Shareholders had long since exhausted the company's coffee and biscuits and headed home, but they would have turned on the news when they got back. It was too late to make the usual announcement to the Stock Exchange but hurried mobile phone calls soon spread the news among investors and union campaigners who had combined to deal a blow against boardroom greed. Derek Simpson, joint general secretary at the Amicus union, was jubilant, declaring "a new era of corporate accountability".

This was probably the first time there has been a sense of genuine excitement at the outcome of a vote at an annual shareholder meeting. Normally those who attend know that, with depressing regulatory, the institutional shareholders will have delivered sackfuls of positive proxy votes in favour of the board the weekend before. Not so yesterday.

The meeting had been billed as the big showdown of the annual season of shareholder meetings ­ everyone had their soundbites ready. "Jean-Pierre Garnier, the chief executive, isn't a fat cat, he's something else. He's a cat burglar, robbing us blind,'' said Tony Hayes, a member of Amicus made redundant by GlaxoSmithKline after 32 years' service.

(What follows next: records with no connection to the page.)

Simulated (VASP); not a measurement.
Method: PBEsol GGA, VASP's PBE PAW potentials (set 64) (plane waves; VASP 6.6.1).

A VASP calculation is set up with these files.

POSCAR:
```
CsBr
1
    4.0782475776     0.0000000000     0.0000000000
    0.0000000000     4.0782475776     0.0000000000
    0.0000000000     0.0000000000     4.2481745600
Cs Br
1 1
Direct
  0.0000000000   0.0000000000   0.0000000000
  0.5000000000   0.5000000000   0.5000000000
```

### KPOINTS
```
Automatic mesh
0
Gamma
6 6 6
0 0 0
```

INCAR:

John Cruickshank asked if a golden parachute was really the right metaphor for these sorts of potentially enormous payments for failure. "If you leap off the gravy train what would you use?'' One shareholder even had a bag of peanuts to taunt Mr Garnier over a remark he once made about getting monkeys. The board's critics generated warm applause from the 900-strong audience.

In the end, Jean-Pierre Garnier, the chief executive, suffered his second humiliation at the hands of shareholders in barely six months. In November, the City's fund managers had, behind-the-scenes, told GSK that they would not support a plan to double Mr Garnier's pay to £12m. Yesterday's defeat ­ by 49.3 per cent to 50.7 per cent, with a large number of abstentions ­ was a more public slap, with institutions such as Standard Life and Axa coming out publicly against the massive potential reward for failure.

Sir Christopher Hogg, GSK's chairman, knew the tone to strike was one of contrition. He would have been "blind and deaf'' not to have registered shareholders' concern, he told the meeting. And in defeat, he said: "There are elements of our senior level remuneration package which do not accord with what is regarded as best practice by some shareholders. That is something that the board is aware of."

No heads will roll in the short term, but the City has put a big question mark over Sir Christopher's chairmanship.

Mr Garnier declared himself "flexible" on pay, but still put a robust case in favour of pay packages that compare with those on offer in the US. And he faced down many shareholders' grumbles that he has chosen to stay in Philadelphia rather than live near GSK's headquarters, west of London.

"The chief executive resides in the US but I spend so few days at home that the dog is barking at me when I come home," Mr Garnier said. "The reason it is important for key executives to reside in the US is new technology started in the US and the US market is 60 per cent of our business."

A shareholder replied: "This is a British company. If you want a US package you know what to do."